Personally, I believe that the customers’ complaints are genuine. But the fact is that poor customer service is not just a characteristic of the public service, it is also inherent in the private sector.
I believe performance is influenced by many factors, chief among them the company‘s policies to motivate and empower employees.
Most people just barely make it through their day to day work, and they really do not enjoy their employment. Most employees are not motivated, and their hopes and aspirations have been crushed by over bearing bosses and a failing system that mistreat workers. How then do we expect demotivated and unhappy employees to service us with a smile?
These are the very same people who were eager to prove themselves when they started work. They were eager to make a difference and impress their bosses, but they were in for a disappointment.
To their disappointment, they found that their uninspired bosses were a stumbling block to their efficiency and their initiative. It was only after being stuck in the low paying and uninspiring job, with no prospects for promotion that they realised that no one actually gave a damn about the late nights that they put in.
Their initiative went unnoticed, and their brilliant ideas were almost always suppressed and ignored by unimaginative bosses who are obsessed with doing things the old school way. They never got compliments for a job well done, and their bosses always basked in the glory and took all the credit for the junior employees’ brilliant ideas and initiative.
After years of working hard, they finally realised that they are actually insignificant. They might as well be office furniture.
It suddenly became very clear that promotions were not awarded on merit. Syncopaths progressed, while those who showed independence of thought were sidelined and classified as radical.
And then it hits them that their skills are going to waste, and they will almost always be stuck in the thankless, low paying jobs. Staff morale suddenly plummets, and redundancy becomes the order of the day. Then they become like the rest of them. “After all, why care?” they reason.
And then the complaints start flooding in. But they are not about any specific employee, just about the whole department. As much as nobody noticed when they worked hard, nobody addresses them specifically when they drag their feet.

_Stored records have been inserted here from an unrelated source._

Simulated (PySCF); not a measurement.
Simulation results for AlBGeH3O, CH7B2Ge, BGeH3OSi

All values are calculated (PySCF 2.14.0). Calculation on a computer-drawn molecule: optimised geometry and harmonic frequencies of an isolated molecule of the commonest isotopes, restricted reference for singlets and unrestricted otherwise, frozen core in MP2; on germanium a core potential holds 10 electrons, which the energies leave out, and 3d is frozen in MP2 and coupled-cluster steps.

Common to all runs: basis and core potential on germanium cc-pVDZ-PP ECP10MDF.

Only a few companies promote healthy competition amongst employees through the simple use of incentives. Those that work hard know that they will be amply rewarded.
But it is not always about money. Employees have to feel appreciated. They must fell like they are making a positive contribution to the company. Companies that inspire employees are able to retain hard working and enthusiastic employees. Employees must feel valuable and appreciated. Departmental awards, giving priority to in house employees during promotions and recruitment, as well as giving compliments for a job well done, will go a long way to inspire staff and increase morale.
The fact is, employees work harder when they feel appreciated.